Two years ago I was videotaping on a New York Subway platform. A cop told me to stop. I informed him that it was perfectly legal for anyone to take pictures or film in the subway and suggested that he check with his supervisor. He refused and insisted that I turn off my camera and wouldn't let up until I showed him my NYPD issued press identification card.
I was livid. I got my way, but I had to show a special ID. It is not a privilege of the press to be allowed to photograph public places. Anyone can and should do it. I was mad because this cop's ignorance of the law most likely intimidated many other photographers. He has probably bullied others and made them stop filming or photographing AND he might still be doing it because he refused to allow himself to become educated on the law.
Now there's an easy way to educate NYC Police on your rights. Thanks to a buddy of mine who was illegally arrested in Greenpoint for taking pictures of an accident scene, a new Operations Order has been issued that succinctly spells out the rights of photographers in public places. It's one page, so you can (and should) print it out and carry it with your camera when in NYC.
Here it is: print it out now. Print out ten and hand them out to your photo (or cop) friends.

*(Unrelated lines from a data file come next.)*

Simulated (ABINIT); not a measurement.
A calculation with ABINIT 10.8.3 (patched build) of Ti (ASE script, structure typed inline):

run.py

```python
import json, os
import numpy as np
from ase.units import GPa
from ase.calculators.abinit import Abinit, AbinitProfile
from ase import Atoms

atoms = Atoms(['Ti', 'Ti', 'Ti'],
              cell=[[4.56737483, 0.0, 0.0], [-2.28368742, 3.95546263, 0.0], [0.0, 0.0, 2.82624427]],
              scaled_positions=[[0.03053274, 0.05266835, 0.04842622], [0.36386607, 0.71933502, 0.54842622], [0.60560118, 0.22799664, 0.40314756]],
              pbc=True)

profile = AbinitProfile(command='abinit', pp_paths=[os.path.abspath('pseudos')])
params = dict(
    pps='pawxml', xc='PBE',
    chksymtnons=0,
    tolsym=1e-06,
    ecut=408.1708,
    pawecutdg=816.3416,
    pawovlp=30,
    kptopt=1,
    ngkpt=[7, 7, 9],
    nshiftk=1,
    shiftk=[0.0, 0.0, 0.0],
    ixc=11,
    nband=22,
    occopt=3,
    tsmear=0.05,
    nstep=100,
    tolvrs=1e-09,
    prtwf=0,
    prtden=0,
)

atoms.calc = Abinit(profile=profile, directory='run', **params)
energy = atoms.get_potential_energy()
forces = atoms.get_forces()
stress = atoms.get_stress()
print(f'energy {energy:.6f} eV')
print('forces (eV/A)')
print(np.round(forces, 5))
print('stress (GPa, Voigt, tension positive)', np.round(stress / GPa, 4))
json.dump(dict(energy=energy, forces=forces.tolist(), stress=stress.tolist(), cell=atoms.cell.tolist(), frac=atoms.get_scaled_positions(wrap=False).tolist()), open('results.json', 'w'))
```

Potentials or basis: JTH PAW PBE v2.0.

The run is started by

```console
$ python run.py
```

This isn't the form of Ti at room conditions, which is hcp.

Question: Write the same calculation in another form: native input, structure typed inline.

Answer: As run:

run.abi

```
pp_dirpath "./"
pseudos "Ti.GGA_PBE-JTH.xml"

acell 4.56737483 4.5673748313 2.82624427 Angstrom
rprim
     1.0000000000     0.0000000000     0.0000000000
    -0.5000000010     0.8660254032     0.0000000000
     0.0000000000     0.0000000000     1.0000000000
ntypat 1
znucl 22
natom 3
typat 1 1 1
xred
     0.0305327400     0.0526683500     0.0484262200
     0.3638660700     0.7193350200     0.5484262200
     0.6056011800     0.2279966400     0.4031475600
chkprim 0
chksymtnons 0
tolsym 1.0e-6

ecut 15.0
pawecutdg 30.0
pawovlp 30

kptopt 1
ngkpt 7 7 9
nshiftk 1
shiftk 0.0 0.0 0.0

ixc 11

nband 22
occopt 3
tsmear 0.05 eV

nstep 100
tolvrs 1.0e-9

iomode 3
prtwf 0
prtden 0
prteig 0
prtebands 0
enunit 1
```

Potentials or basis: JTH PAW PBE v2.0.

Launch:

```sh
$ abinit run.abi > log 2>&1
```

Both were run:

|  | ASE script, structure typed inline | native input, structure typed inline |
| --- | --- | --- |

The document covers your rights to photograph in public and in the MTA transit systems. It tells cops that they cannot view or delete your photographs. They cannot make you delete them. If they pull the counter-terrorism card, this document spells out the steps they are required to take if they actually believe your photography to be an act of terrorism.
HOW TO USE THIS DOCUMENT
This is important. Don't EVER appear to be angry when an officer attempts to violate your right to photograph. It is not possible for any officer to know each and every law that they are intended to enforce. I suggest that you express that you understand his or her concern (even if you don't). Then explain that there is no law against photographing in public places (or in the subway) according to Operations Order number 14. Then offer to show your copy. If the officer says he doesn't care or says that you need to move along anyway, ask him to check with a supervisor. Make a mental note of the officer's name and the number on their badge.
You might be through shooting for the day if the officer persists. You need to decide what you're willing to risk. You can move along and file a complaint later OR you can keep shooting and risk arrest. If you're arrested for taking pictures, this will get dropped. It's important that you never raise your voice or make a scene because they can come up with something else to charge you with.
My guess is that this Operations Order was widely distributed. I hope that we see far fewer stops of photographers. I'm also guessing that when the officer realizes that you are educated on the law they'll leave you alone.
As a general rule, you cannot use "ancillary equiment" such as light stands without a permit. Tripods are generally OK as long as you're not blocking the flow of traffic. You also must allow traffic to flow freely into your frame (don't throw things at people who wander into your shot). Tripods are not OK in the Subway unless you have an NYPD issued press pass or permit. ALSO, it is illegal to photograph on the PATH train for some reason. So, don't try to whip out Order 14 there. You're even prohibited from 'sketching' on the PATH train. Creepy.